Why did she find it necessary to state the man’s race? Did she believe the description would hasten police response?
In news writing, race is never mentioned unless it applies to the subject of a search, and even then, usage is sparingly judicious. Reference to suspects in custody do not include race, which stigmatizes minority communities because white defendants are not assigned racial description.
Last week in San Francisco, a white couple began questioning a man who was stenciling “Black Lives Matter” on a wall. They asked if he lived in the neighborhood, claiming they knew the owner. The man whose right they impugned happened to be a Filipino American and the owner of what he described as a $10-million property. Apparently he did not fit the couple’s profile of a Pacific Heights property owner.
The woman, who owns a beauty care company, explained that she was merely being neighborly. She expressed regret that the man “took it the wrong way.”
Fear and ignorance make people behave irrationally. The combination of emotions roused by the unfamiliar is called “xenophobia.” That and the sense of entitlement and superiority make for a potent mix that could turn deadly, as in the killing of Ahmaud Arbery, who was jogging last month in his Brunswick, Georgia, neighborhood. A father and son spotted him, thought he was a prowler, stalked and shot him. He was Black; they were not.
Exposing racism
From social media, news outlets have posted by now familiar incidents of people grabbing their phones to summon police for activities that might have been innocuous but could have escalated easily to violence for the approach taken by the accuser.
There is the much-viewed 911 call about an 8-year-old girl selling water without a license near the ballpark in San Francisco. Another summons cops on a family having a barbecue in an area not designated for charcoal barbecues at Lake Merritt in Oakland, Bonta’s jurisdiction. In both cases, the callers were white women complaining about Blacks.
“The intent of AB 1550 is not to discourage individuals who are facing real danger or who seek to report a crime in good faith from calling 911,” said Bonta, who serves on the Assembly Appropriations, Communications and Conveyance, Governmental Organization and Health committees.

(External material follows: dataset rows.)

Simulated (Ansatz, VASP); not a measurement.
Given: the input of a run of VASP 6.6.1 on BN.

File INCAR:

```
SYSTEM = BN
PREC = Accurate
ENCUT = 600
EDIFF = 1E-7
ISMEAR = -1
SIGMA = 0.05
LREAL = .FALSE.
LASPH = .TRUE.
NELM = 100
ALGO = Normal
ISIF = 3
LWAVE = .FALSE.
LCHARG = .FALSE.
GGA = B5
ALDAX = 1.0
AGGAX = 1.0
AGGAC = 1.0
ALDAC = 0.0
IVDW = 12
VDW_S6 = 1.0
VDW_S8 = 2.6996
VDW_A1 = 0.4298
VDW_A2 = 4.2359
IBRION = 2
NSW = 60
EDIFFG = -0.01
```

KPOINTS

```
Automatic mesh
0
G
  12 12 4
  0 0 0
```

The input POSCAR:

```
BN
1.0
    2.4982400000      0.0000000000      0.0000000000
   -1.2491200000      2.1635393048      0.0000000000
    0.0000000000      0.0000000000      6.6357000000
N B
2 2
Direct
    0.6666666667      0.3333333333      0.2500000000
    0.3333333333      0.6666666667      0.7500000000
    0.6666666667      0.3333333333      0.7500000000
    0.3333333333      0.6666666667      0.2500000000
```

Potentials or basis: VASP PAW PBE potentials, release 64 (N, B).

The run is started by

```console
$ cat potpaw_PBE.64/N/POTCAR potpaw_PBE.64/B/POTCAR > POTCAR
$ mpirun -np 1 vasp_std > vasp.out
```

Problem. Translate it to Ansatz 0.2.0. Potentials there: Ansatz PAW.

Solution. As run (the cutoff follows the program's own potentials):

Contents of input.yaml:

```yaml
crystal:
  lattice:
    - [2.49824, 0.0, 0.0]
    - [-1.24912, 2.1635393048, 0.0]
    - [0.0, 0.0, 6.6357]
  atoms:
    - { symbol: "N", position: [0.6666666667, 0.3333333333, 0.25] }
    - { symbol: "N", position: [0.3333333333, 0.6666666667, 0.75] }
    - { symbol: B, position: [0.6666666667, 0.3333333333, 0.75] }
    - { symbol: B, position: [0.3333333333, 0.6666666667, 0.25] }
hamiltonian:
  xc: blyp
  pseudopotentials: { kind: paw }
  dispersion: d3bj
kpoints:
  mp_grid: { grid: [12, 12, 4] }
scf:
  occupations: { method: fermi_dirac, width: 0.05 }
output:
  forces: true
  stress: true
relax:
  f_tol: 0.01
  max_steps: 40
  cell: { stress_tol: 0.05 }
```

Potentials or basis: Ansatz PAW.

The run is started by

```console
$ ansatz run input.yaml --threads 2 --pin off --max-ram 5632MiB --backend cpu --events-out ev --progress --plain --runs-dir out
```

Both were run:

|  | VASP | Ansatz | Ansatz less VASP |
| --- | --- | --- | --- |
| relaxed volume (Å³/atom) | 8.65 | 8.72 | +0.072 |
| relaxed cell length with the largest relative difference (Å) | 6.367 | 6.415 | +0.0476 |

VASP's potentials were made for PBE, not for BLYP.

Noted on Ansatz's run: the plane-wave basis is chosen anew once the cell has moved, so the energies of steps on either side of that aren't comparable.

“Racist and discriminatory 911 calls are dangerous, demeaning and demoralizing to the person falsely accused. They further deteriorate community-police relations and contribute to the inaccurate and harmful over-criminalization of black and brown communities.”
To those who would call 911 out of fear or dislike of people of another race or culture, the representative for the Assembly’s 18th District says, “the real problem is with your own personal prejudice.” His bill would hold hate-motivated callers legally accountable.